I think we have a different concept of what "freedom" is. I don't think that the corporate media empires which spew fascistic poison into the minds of the people are "free speech". They're authoritarian power structures that grew with little or no public support [check out the evolution of broadcast law some time]. I mean, it's not as if it's even on as generous a basis as "one dollar, one vote": they won't even let many causes purchase advertising even if they have the money. Therefore liberating billboards and occupying corporate radio/TV stations are not suppressions of free speech: they are assertions of it.

It might be an individual tolerance issue. I just can't participate in a system of governments that, every so often [time and time again over history] just go crazy. Especially now when we're in a world filled with weapons of mass destruction. And when the most recent one to go crazy might just have destroyed some of the institutions of internatioal law and diplomacy that, however flawed, did function as something of a check against this trend. That threatens civilization itself. Let me repeat: that threatens civilization itself. And I'm supposed to continue to pay my taxes and not monkeywrench its machinery of armageddon just because it's "illegal"? How am I supposed to look myself in the mirror each morning when I get up?

Yes, there is a level of domestic political freedom in the USA that is greater than in, say, the Arab world. Alas, that doesn't mitigate the fact that George W. Bush is the most dangerous terrorist in the history of the world. 9/11 shocked the world, but it didn't back the world as a whole into an entirely different ballpark of thuggery the way the Iraq war has. I mean, if it's OK for the biggest and most influential nation-state to use terrorism, then it must definitely be OK for everyone else.

Not all threats to human decency are alike; they all contain their unique structures. Comparing just a single aspect of two threats (such as internal political freedom) won't give an accurate picture. One must compare the whole of one to the whole of the other.

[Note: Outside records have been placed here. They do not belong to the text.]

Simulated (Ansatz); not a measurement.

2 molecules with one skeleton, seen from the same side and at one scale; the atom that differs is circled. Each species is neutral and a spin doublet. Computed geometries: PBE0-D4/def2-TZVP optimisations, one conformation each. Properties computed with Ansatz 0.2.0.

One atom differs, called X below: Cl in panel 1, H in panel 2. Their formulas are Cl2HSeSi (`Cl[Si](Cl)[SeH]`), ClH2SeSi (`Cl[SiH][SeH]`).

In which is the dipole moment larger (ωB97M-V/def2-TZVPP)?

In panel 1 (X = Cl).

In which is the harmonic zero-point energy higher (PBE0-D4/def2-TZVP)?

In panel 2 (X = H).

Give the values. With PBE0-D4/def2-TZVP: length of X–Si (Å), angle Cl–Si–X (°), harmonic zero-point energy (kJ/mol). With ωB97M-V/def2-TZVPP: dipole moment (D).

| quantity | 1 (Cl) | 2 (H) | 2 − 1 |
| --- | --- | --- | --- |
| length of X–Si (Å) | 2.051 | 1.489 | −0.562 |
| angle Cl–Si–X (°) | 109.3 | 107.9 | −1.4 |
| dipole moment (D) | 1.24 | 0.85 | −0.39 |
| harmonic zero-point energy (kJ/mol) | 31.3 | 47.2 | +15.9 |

And given how skin-crawling the current ruling gang's sense of personal ethics has been shown in other areas, I don't doubt for one minute their willingness to do away with most of the remaining political freedoms at home. That in itself is reason to create underground direct-action networks now while it's still easy.

I don't hate them, but I hate the things they do. And, nothing personal, but I'll oppose them and gum up the works of their machinery.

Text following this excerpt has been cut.